Any athletes who are approved will be officially considered “neutral” rather than Russian for the purposes of competitions. The European indoor championships in March would be the first major event under the new rules, with the world championships in London to follow in August.
The IAAF said athletes do not necessarily have to have been tested outside of Russia - which it had demanded last year - but must have been part of a fully-compliant program for a “sufficiently long period to provide substantial objective assurance of integrity.”
IAAF President Sebastian Coe said in a statement: “We continue to find ways to create parallel and credible systems of independent testing of Russian athletes so they have alternative avenues to get back in to competition.”
Russian track and field federation president Dmitry Shlyakhtin told the R-Sport agency that he welcomed the removal of the demand that athletes must have lived abroad, adding that up to 50 top Russians could now apply for neutral status. He did not predict how many of those 50 might fit the guidelines.
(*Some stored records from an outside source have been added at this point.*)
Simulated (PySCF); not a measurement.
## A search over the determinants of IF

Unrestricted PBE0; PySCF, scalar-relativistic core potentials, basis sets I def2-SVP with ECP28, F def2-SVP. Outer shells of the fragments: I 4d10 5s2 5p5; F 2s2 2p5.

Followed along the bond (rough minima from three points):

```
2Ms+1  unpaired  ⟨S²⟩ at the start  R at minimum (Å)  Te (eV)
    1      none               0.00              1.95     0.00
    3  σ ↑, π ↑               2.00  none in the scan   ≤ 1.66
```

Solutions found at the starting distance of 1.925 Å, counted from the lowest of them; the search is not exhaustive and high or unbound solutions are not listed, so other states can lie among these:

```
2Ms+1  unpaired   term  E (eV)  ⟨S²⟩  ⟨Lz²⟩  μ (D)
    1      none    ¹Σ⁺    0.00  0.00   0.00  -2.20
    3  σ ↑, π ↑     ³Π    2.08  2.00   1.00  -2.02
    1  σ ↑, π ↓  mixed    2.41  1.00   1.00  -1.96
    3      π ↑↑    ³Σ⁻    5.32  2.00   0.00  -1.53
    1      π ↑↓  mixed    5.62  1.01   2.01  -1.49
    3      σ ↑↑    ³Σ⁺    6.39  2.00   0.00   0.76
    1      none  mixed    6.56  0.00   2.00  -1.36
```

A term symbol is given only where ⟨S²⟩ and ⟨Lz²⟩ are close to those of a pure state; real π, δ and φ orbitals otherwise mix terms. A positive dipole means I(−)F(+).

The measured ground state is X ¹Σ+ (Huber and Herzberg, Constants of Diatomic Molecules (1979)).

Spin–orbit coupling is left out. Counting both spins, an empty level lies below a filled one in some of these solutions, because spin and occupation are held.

The IAAF suspended Russia from all international competitions in November 2015 after a damning World Anti-Doping Agency report alleged mass doping and cover-ups in the national track team. Since then, senior Russian track officials have received bans and more WADA reports provided further details of drug use and the swapping of tainted samples for clean ones.
Since February 2016, testing in Russia has been overseen by the British anti-doping agency because its Russian counterpart is banned from handling samples due to corruption claims.
The fallout from Russia’s doping scandal meant that only one Russian, the U.S.-based long jumper Darya Klishina, was cleared to compete in track and field at last year’s Olympics in Rio de Janeiro.
The IAAF confirmed to The Associated Press last month that Klishina would remain eligible for 2017 as a result of the permission she was given last year, regardless of any new rules.
The other Russian who already has neutral status is doping whistleblower Yulia Stepanova, who gave evidence to WADA of apparent drug use by her teammates. Stepanova competed as a neutral at last year’s European championships.